Two members of the National Socialist Underground were employed by a security services informant, German media reported. The news has led some to question how much authorities knew about the neo-Nazi group.
While they were suspected of planning and carrying out racially motivated murders and arson attacks, two members of the neo-Nazi group National Socialist Underground were employed by a man who was providing information on the far-right scene to Federal Office for the Protection of the Constitution (BfV), Germany's domestic intelligence agency, according to reports published Thursday by the German news agency dpa and "Die Welt" newspaper.
Ralf Marschner employed alleged far-right terrorist Beate Zschäpe at "Heaven and Hell," a store in the eastern German city of Zwickau with a mainly far-right clientele, dpa reported. One of Marschner's partners, who went unnamed in the dpa report, said he did not want to talk on the phone about whether Zschäpe worked at the store, however, he also added, "I did not say no."
Zschäpe is currently on trial in Munich and charged with membership in a terrorist organization and for having a role in 10 murders. The murders, which occurred over a span of seven years, are reported to have partially overlapped with her time in Zwickau.

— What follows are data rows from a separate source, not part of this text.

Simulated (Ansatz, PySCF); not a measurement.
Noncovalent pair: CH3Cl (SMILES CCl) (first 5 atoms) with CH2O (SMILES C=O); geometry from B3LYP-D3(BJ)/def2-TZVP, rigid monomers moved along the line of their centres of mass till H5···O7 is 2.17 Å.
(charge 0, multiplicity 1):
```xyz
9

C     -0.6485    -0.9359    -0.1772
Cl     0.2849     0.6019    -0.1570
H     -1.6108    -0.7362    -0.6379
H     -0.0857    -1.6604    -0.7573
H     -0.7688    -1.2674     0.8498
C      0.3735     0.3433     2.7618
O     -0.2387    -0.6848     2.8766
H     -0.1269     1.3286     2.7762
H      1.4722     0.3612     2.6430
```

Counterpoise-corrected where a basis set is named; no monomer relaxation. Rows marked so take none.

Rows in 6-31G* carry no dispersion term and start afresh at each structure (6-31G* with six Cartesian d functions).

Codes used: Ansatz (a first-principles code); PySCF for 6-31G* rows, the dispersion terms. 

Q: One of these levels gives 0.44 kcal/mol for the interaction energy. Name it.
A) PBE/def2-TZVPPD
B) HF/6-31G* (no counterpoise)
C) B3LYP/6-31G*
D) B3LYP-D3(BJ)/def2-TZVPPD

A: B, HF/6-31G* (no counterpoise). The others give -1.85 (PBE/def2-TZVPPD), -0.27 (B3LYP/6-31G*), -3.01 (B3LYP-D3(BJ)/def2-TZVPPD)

What did authorities know?
According to a report in German daily "Die Welt," Marschner also employed Uwe Mundlos, who along with Zschäpe and Uwe Böhnhardt are accused of forming the NSU's inner circle. Mundlos is thought to have played a key role in the 10 murders and later committed suicide with Böhnhardt after a police caught their trail following a botched robbery in November 2011. It was not until the failed robbery that German authorities solved any of the 10 murders or cases of arson connected to the NSU.
According to police notes made during interrogations of Marschner quoted in "Die Welt," Marschner knew the construction company he ran employed neo-Nazis and skinheads but maintained that he never knowingly hired Mundlos or other NSU members. The paper, however, goes on to cite documents and witnesses showing a relationship between Marschner and Mundlos, who was using a false identity at the time.
Information that an intelligence services informant reportedly had direct contact with Mundlos, as reported by "Die Welt," rekindles questions of whether German security authorities were aware of the NSU's activities.
A BfV spokesperson did not comment on the dpa report. BfV President Hans-Georg Maassen told "Die Welt" that according to the information available to his office at the time there was no indication Mundlos worked for the office's informant.
The BfV stopped using Marschner for information in 2002 and he allegedly left the country in 2007. "Die Welt" reported that he lived in Switzerland and worked across the border in Lichtenstein, where a team of reporters found him.
Marschner has not been called on to testify in any of the 11 state inquiries into the NSU, "Die Welt" said.